There’s something magical about exploring the woods with children after a snowfall. What if I suggested looking for wildlife and building a snowman in the woods at the same time? And if you’re wondering about this combination, I’ll explain what inspired this idea for an adventure.
First of all you need woods covered in snow. Next step is to look for deer tracks as well as search for any other signs or sights of wildlife.
But…what’s the first thing children want to do after lots of snow? Roll balls of snow to make a snowman. So, forget about making one in the backyard, instead find a clearing in the woods near the animal tracks.
The first sight of thick snow on the ground and trees might make parents – like me – think about digging out the car and what to do with my kids at home on a ‘snow day.’ At least that’s what happened after a few blizzards when we were living in the Hamptons in New York State. Now we’re in the southeast of England my kids are just hoping for one snowfall this winter!
But we’ve been imagining and remembering the fun of a winter snowfall by reading Stranger in the Woods by Carl R. Sams II and Jean Stoick. This wildlife nature story for children was a huge hit and New York Times bestseller when it was published back in 1999. Soon it won a series of awards and a movie was made based on it. The story is told with actual real wildlife photographs rather than drawn illustrations – the authors are renowned professional wildlife photographers.
At first the animals in the book are all flustered as there’s a stranger in the woods. Even the owl calls out “Who-hoo’s in the woods?” The animals then meet the stranger – it’s the snowman. At the end of the story we find out that the snowman has been made by two children who’ve been hiding in the woods and watching the wildlife gather around it.
Stranger in the Woods is a great way to inspire children to seek and observe wildlife in snow covered woods while having a lot of fun outdoors. Wildlife they might see in winter feature in the book including wild birds, a mouse, deer, a muskrat, and even a porcupine. After reading it, children will not only want to build a snowman in the woods but also bring along corn and wild bird seeds to spread over the snowman’s head and around its wide base. The finishing touch, of course, is a carrot for the nose.

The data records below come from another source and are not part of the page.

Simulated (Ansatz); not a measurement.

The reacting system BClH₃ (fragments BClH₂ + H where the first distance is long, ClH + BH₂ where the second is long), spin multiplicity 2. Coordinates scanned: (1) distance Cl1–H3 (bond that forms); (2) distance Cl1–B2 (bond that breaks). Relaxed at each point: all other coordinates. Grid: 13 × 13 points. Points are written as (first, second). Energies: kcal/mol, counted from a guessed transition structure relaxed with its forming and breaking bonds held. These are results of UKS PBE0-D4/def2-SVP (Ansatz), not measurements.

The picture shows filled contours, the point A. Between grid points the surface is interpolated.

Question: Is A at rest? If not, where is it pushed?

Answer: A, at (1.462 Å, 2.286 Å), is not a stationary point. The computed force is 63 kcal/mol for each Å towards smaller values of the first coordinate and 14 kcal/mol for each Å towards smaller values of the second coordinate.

(The three images above including the snowman and the owl are from Strangers in the Woods by Carl R.Sams II & Jean Stoick. The rest of the photographs I took while living in the Hamptons, NY, USA.)
The great thing about this book is that it’s not a fairy tale. It’s fiction but still a wildlife story that could happen in real life with kids.
In fact quite a few times when we lived in the Hamptons, we indeed did go and explore the snow covered woods and catch sight of deer staring back at us through the trees. Perhaps they were wondering why there were strangers in their woods?
However, since reading Stranger in the Woods, my kids don’t just want to go for a walk in the woods, they also want to find a clearing in the middle of it and build a snowman covered in treats. Not surprisingly they’re also impatiently waiting for a major snowfall like we had so many times in the past in the Hamptons!